Nomi's dad, Toews' best character, embodies this combination of deep love and confusion. He holds rigidly to the prescribed order of the community while gently falling apart with grief. Wonderfully complex, Ray wears a suit every day, even gardening, wins an award for perfect church attendance and listens to the radio hymn programme every night. But he spends nights secretly rearranging rubbish at the dump and slowly selling off the household furniture while letting his daughter see, with a sad and affectionate humour, that he doesn't know the answers.
Toews addresses two different kinds of nostalgia: the oppressive desire of The Mouth to cling to concrete vestiges of a past lifestyle, such as the town's windmill, and Nomi's fond remembrance of living people and experiences in the community that are both shared and uniquely hers. Even though I desperately wanted to tell her at the end of the book, "fly away!" I was moved by her dad's loyal attempt to encourage and empower her in the only way he knows how.
I think readers who are confident they know everything about God already and have set answers to life's questions will struggle with this book and find it irreverent. But I think other readers will be inspired by Nomi's quest in faith to find acceptance, forgiveness, joy and a love which extends beyond tidy definitions.

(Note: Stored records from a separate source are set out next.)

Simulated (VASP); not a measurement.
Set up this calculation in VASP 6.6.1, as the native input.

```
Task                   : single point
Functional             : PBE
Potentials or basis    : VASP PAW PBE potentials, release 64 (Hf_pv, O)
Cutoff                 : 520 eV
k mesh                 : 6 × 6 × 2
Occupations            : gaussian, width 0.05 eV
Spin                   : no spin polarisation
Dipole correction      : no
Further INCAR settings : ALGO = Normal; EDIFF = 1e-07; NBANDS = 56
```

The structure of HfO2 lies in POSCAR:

I loved the way the novel was written. The jumpy, sometimes confusing style reflects the way a young girl would tell a story. Listen to how teenage girls speak- Toews nailed it. It isn't the story of a grown woman looking back on her childhood, it would have spoiled the story had it been written in an adult tone.
The novel struck a chord with me as my family was disowned by the Mennonite community about 60 years ago. I had always wondered what it would have been like if I had been raised a Mennonite. This novel did a wonderful job of answering a lot of my questions. It's hilarious and heart-breaking at the same time. Oh, so highly recommended!